Tuesday, May 12, 2015

This Blog Frozen in Carbonite

Then it should be quite well protected!

"After takeover bids fizzle, Carbonite banks on small-business customers" by Curt Woodward

Mohamad Ali, the chief executive of Carbonite and a veteran technology executive, was named to the top job at the Boston-based online data backup company in early December, replacing co-founder David Friend. Just one day earlier, investor J2 Global had offered about $366 million for Carbonite, saying its financial performance in the highly competitive cloud-storage sector had been underwhelming.

That started a long back-and-forth between Carbonite, J2, and other investors interested in acquiring some or all of the business. The share price bumped up and came back down along with the twists and turns of the saga.
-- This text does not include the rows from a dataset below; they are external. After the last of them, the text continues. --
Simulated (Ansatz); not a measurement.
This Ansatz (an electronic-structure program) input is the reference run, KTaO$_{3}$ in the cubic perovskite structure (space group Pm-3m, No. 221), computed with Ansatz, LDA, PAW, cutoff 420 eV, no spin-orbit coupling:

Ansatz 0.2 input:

In the end, Carbonite decided to stay independent, confident that its plan to add reams of small and medium-sized businesses as customers of its data-backup service would generate more profits for shareholders than a quick sale.

The Force is with them!

Carbonite says that sales to its small-business customer base are growing well, with agreed-to contracts from small businesses in the first quarter up about 40 percent compared to a year ago.

Carbonite thinks it can thrive in this small-business category for a few reasons. First, Ali said in an interview at Carbonite’s Star Wars-themed headquarters, most commercial data backup suppliers are focused on big contracts at big companies, and their prices reflect it.

At the same time, smaller businesses — Carbonite defines the market as companies with about 300 or fewer employees — are using online marketing tools to become more global, and placing more value on their data about customers, suppliers, and inventory.

Ali said that Carbonite fits into that equation because it’s experienced in selling data backup services to consumers, who want products that are relatively easy to use and lower-priced. A larger competitor, he argues, would have a harder time shrinking its larger, more expensive offerings to meet a small-business market.

Carbonite’s continued earnings reports, of course, will be the ultimate test of this theory. And the company hasn’t been a moneymaker yet: since going public in mid-2011, Carbonite has reported annual losses of $23.5 million, $19 million, $10.6 million, and $9.4 million....


It's alive, and in perfect hibernation.

UPDATE: Hits are stagnant and falling off a cliff. Thank you.